We have configured email alert for mongodb service down from the default teamplate.For shards and config servers it works properly whenever the service is down it throws alert but for mongos servers we are getting alerts frequently but when cheked the services are running on the node but in Percona monitoring tool the service shows as down.
Thanks for the quick response.But i don’t find a log file for pmm-agent on the servers.

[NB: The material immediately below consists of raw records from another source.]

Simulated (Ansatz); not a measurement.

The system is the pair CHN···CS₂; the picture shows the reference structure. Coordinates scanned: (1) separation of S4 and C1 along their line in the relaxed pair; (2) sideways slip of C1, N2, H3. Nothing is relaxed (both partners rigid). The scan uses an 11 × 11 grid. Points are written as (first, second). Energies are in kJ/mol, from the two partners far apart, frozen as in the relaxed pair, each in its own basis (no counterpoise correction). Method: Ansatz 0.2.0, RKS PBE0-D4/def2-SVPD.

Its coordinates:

Is there any other way to check.
root@server:~# find / -name pmm-agent.log
find: ‘/proc/1416010/task/1444412’: No such file or directory
find: ‘/proc/1416010/task/1444421’: No such file or directory
find: ‘/proc/1416010/task/1444487’: No such file or directory
find: ‘/proc/1416010/task/1444496’: No such file or directory
find: ‘/proc/1416010/task/1444499’: No such file or directory
find: ‘/proc/1416010/task/1444501’: No such file or directory
find: ‘/proc/1416010/task/1444505’: No such file or directory
root@server:~#
Hi Matthewb,
We had thought since our agents running in one vm monitoring both QR caused false alert and hence removed the remote QR from the QR1 and registered it on the self node. But still it is not resolved ..Still both QR shows down often in percona but actually the node is up.
Yes, load can be an issue. If the mongos is busy handling other queries, it will not be able to respond to the PMM query for “alive” in a timely manner, thus it might alarm. I suggest increasing the number of failures needed to trigger the alarm state.